The Challenges of The Project
I've run into a few roadblocks and I need help.
This post was written for an online group I belong to. It is meant to share some of the struggles I’ve had this year with The Project. These by no means new challenges. However thanks to other issues going on at the same time. Making things a bit more difficult.
As everyone knows I’ve been doing The Lego Church Project for at least twenty-four years straight. It is something that I truly enjoy doing. The interactions with the people. The interviews I do online. All of joyful and important to what I do. Like with anything we enjoy doing we reach moments where we struggle. Sometimes those can be more often than we are willing to admit to ourselves. Moments of deep frustration that never seem to end.
Most who I run into don’t fully realize that I’m just a “one person operation. I’m a guy who is on a very fixed income so I mainly have to rely on word of mouth to tell people who I am. Self promotion is the only way to let people know because I don’t really pay for advertising. This can be extremely exhausting at times. Needless to say getting the word out that I even exist can be a challenge on top of everything else. However I am more than willing to try.
The public displays I often talk about can be very hard to come by. Reaching out to parishes can be a struggle. I really have this desire to share my creative talents with others. I want to be able to visit parishes and show my work in person. Or have visitors come out to the current location because the pictures I do share. Really don’t capture all the details very well. The lack of transportation on my end (given that I don’t drive) makes cold calling or even cold emailing parishes not always ideal. Since the parish that would host me would have to provide transportation and other consideration. I don’t have a lot of extra rides. I’m blessed enough to get to the store and to Mass. That’s about it right now.
For Season 24 I’ve attempted to reach to as many parishes, places, and groups I can think of. Even the usual names that come up. Sadly those attempts at outreach have not developed anything so far. In any ministry or work that you do. You run into this kind of frustration often. Reaching a point where the desire to push though becomes extremely difficult. Self doubt comes into play because your wondering if what you are doing is having any kind of positive impact. If what you are doing is worth the endless challenge and frustration.
It might surprise people that I don’t get a lot of support for what I do. The the reality of things that I deal with. I enjoy going on podcasts and radio shows. I enjoy having the write ups done about me and my work. I love to share my story with others. I do this will full understanding that their is a good chance new doors will not be opened.

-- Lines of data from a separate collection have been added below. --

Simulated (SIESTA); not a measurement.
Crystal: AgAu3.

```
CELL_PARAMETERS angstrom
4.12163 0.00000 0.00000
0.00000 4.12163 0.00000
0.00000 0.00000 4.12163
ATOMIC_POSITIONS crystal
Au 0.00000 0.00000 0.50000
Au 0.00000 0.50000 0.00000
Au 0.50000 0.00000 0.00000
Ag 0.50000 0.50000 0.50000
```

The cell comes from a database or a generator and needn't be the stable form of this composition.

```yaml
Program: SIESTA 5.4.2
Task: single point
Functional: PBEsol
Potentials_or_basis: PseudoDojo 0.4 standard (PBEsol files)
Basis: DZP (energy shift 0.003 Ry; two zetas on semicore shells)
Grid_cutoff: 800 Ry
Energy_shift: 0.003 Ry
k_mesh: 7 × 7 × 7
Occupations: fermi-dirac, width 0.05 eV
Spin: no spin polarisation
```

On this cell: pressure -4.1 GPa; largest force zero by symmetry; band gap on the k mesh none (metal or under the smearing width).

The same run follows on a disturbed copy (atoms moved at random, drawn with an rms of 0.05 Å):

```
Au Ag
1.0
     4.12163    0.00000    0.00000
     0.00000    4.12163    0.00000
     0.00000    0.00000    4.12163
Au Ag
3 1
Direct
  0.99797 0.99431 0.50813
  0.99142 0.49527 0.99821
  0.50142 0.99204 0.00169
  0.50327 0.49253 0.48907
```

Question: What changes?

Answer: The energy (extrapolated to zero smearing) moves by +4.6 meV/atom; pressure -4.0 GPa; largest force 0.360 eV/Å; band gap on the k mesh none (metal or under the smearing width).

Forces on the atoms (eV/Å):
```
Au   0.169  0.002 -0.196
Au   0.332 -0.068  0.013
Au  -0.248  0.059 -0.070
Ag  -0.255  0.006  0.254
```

Those of us who do this kind of stuff know when we’ve hit a major roadblock. This year I’ve run into mine. You follow my social media posts you can tell it’s been an on going issue. I have yet to take Season 24 on the road and so far don’t have anything lined up for the summer. Self doubt has been a challenge to navigate lately. Combined with my very nature that does not like asking for help. This is an issue that I’ve always had to deal with. Not because of people saying no. Mainly because when I ask for help the only reply I get is silence.
When I get like this all I can do is seek out the Lord and pray for wisdom. To ride things out. Asking Him to send me somewhere with The Project. I will go where Lord is willing to send me. Even if I have no idea how it would work out.
Now I just need the Lord to put me on the right path.